According to Megan Cox Gurdon, there has been a concerted effort over the last 25 years to get these kinds of books into libraries and public school libraries because the publishers understand that stories like this do so much to influence the thinking of young people. She states that publisher are utilizing periodicals such as The Wall Street Journal to create awareness.
These statements are straight from The Briefing transcript and should be seriously considered.
The author of one of these new books, presenting a celebration of the transgender identity – that’s Jessica Herthel – her book is entitled I am Jazz. She writes,
"The window of time in which children are truly open-minded is startlingly small."
In stating the issue just this way, Jessica Herthel is actually stating something that Christian parents should already understand. There is a vulnerability to the hearts of children, there is an openness to the power of the story and the kinds of stories that get read to our children, and are read by our children, they do have an important out-sized influence on the development of their hearts and their minds – and especially of their moral intuitions.
Just consider the fact that as Christian parents we often find ourselves considering a story that we understand is affecting us emotionally in a way that is not consistent with our own biblical worldview. We see something on television, we observe something in the cinema, we read something in a book, or in any other format whereby a narrative comes to us, and we discover that our emotional response, our moral intuitions, are actually responding in a way that is implied by the story, but is inconsistent with our own worldview. We understand at that point that our responsibility is to bring our moral intuitions into accountability to biblical truth.

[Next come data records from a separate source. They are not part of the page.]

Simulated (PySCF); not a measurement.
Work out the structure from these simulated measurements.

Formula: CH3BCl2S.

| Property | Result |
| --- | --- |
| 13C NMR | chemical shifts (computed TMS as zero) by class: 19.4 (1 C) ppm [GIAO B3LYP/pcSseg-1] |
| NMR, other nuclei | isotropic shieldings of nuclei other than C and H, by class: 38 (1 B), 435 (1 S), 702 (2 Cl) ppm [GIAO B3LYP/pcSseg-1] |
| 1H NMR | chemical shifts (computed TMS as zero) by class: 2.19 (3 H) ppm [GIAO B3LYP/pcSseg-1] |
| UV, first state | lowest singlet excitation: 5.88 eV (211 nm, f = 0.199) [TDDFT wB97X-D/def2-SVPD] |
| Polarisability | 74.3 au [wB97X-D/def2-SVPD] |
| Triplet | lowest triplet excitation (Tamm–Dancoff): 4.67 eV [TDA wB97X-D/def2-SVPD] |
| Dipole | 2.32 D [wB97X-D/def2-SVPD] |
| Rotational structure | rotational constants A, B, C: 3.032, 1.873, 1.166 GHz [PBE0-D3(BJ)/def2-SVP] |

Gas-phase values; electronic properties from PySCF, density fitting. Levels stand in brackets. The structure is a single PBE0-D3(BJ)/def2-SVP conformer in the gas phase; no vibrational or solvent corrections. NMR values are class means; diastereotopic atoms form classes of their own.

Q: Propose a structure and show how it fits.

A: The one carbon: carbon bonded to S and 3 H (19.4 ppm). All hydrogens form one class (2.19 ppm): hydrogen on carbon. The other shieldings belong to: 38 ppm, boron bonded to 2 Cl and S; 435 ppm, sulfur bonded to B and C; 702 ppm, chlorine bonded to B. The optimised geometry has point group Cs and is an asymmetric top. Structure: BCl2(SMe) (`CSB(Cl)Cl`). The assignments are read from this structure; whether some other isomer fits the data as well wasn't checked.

But that is something that is accessible only to adults, in terms of an ability, and to later adolescence. The development of critical thinking, or abstract thinking, is not generally accessible to children – who find no way of distinguishing carefully between their own emotional response and their moral intuitions and the truths to which they understand themselves to be absolutely committed. They understand that something is wrong because they had been told by a moral authority such as parents that it’s wrong, they may even understand that the Scripture very definitively declares it to be wrong and yet, they find themselves confronting a story in which the opposite claim is made. And the opposite claim is made with the impact of a narrative that grabs them at the heart and creates a very confusing experience.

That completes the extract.